It's great that Republican Senate Leader Mitch McConnell wants to debate his Democratic challenger, Kentucky Secretary of State Alison Lundergan Grimes.
We applaud him.
Just as noteworthy is McConnell's rationale for wanting to hold all three of his proposed debates by "around Labor Day."
That schedule, McConnell wrote to Grimes, would allow them "to present our views before Kentuckians are inundated with advertising" — as if the impending flood of negativity and distortion is some kind of unavoidable natural disaster over which McConnell has no control.
In point of fact, few have done more than McConnell to unleash the tsunami of unlimited and secret political giving that is turning our elections and Congress into giant sewers of special-interest money.

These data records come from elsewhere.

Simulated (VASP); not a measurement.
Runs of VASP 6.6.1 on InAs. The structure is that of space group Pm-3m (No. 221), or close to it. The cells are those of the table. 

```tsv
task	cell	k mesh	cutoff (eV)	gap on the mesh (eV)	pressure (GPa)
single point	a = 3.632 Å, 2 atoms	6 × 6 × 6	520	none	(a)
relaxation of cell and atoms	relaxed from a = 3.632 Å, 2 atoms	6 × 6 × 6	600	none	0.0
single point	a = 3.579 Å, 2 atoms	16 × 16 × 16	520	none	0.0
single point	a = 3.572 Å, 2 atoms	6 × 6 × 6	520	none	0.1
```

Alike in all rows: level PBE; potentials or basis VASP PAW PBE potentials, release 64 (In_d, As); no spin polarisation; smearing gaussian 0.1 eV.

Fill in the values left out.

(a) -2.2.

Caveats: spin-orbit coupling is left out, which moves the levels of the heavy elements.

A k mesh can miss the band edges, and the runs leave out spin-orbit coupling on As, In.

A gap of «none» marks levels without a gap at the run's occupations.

Political reporters are saying that Grimes v. McConnell will be the most expensive U.S. Senate race in history with $100 million, much of it from murky outside groups, unloaded on unsuspecting Kentuckians
McConnell's arguments before the U.S. Supreme Court, including his mantra that speech is money, have held sway with five of the nine justices and helped demolish long-standing limits on money in politics, dating back to Theodore Roosevelt.
Interestingly, the McConnell camp's first general election jab at Grimes is a super PAC's commercial criticizing her support from "Hollywood's most liberal political activists."
Raising questions about a candidate's supporters is fair game; voters should consider to whom their representatives will feel beholden.
But under the anything-goes campaign finance championed by McConnell, voters are being kept in the dark about who is pulling whose strings. Billionaires, corporations and unions have been freed to legally conceal contributions through non-profits and committees.
Notably, McConnell has opposed strengthening campaign finance disclosure requirements.
If he is serious about the inundation, he should take Grimes up on her offer to ask outside groups to stay out of Kentucky's Senate election.
There would still be plenty of money for the campaigns to get their messages out. In Massachusetts in 2012, candidates Elizabeth Warren and Scott Brown agreed to what they called "The People's Promise," calling on outside groups to stay out and still set the record for spending in a Senate race.
In his letter to Grimes seeking debates this summer, McConnell said, "Kentucky voters will get their fill of campaign ads and scripted events this year but three Lincoln-Douglas style debates will provide an excellent format to evaluate our true views on the issues."
We fear that what McConnell really means is: "Let's dispense with the substance early, so the run-up to the election, when people are really paying attention, can be a super mud storm."